This seems to me to be a little related to the notion of Haar-like bases on trees. In the linked paper, a high-dimensional dataset is characterized by a hierarchical tree, where each node on the tree is a cluster of similar elements in the dataset. (Very much like our network of concepts, except that we don’t specify that it must be a tree.) Functions on the dataset can be represented by functions on the tree, and can be decomposed into weighted sums of “Haar-like functions” on the tree; these Haar-like functions are constant on nodes of a given depth in the tree and all their descendants. This gives a multiscale decomposition of functions on the dataset into functions on the “higher” nodes of the tree. “Similarity” between two data points is the inner product between their Haar-like expansions on the tree; two data points are more similar if they fall into the same categories. This has the same multiscale, “double-counting” phenomenon that shows up in teleological measurement, which gives extra weight to similarity when it’s not just shared at the “lowest” level but also shared at higher levels of generality.

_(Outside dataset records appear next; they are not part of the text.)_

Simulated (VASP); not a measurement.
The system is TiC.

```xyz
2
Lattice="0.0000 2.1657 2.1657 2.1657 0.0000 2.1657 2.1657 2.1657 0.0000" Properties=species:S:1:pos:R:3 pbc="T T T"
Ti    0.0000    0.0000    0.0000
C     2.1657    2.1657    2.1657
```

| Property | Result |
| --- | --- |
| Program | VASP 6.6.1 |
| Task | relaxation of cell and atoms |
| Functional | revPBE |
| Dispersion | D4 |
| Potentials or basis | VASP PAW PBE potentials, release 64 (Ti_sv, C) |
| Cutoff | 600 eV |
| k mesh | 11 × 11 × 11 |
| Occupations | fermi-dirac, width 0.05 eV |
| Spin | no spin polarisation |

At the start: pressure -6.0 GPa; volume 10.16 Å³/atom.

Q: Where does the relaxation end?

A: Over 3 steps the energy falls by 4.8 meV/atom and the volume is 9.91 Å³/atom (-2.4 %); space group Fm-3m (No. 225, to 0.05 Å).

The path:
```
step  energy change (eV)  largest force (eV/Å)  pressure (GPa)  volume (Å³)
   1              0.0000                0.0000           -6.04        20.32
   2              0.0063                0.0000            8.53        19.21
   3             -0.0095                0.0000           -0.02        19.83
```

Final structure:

(Haar-like bases aren’t a very good model for teleological measurement, because our function f is both multivariate and in general nonlinear, so the evaluation of a situation isn’t really decomposable into Haar functions. The situation in the paper is much simpler than ours.)

This gives us the beginning of a computational framework for how to talk about values. A person has a variety of values, some of which are sensed directly, some of which are “higher” or constructed with respect to more abstract concepts. Evaluating a whole *situation* or *state of the world* involves identifying which concepts are active and how much you value them, as well as inferring which additional concepts *will* be active (as logical, associational, or causal consequences of the situation) and how much you value *them. *Adding all of this up gives you a vector of values associated with the situation.

If you like, you can take a weighted sum of that vector to get a single number describing how much you like the situation overall; this is only possible if you have a **hierarchy of values** prioritizing which values are most important to you.

Once you can evaluate situations, you’re prepared to make decisions between them; you can *optimize* for the choices that best satisfy your values.

An important thing to note is that, in this system, values are *relative to the agent’s ontology*. Values are functions on *your* neural network; they aren’t applicable to some different neural network. Values are personal; they are only shared between agents to the extent that the agents have a world-model in common. Disagreement on values is only possible when an ontology is shared. If I prioritize X more than you do, then we disagree on values; if you *have no concept of X* then we don’t really disagree, we’re just seeing the world in alien ways.

Now that we have a concrete notion of how values work, we can go on to look at how an agent chooses “good” concepts and “good” actions, relative to its values, and what to do about ontological changes.

*Note: terms in bold are from ItOE; quantitative interpretations are my own. I make no claims that this is the only philosophical language that gets the job done. “There are many like it, but this one is mine.”*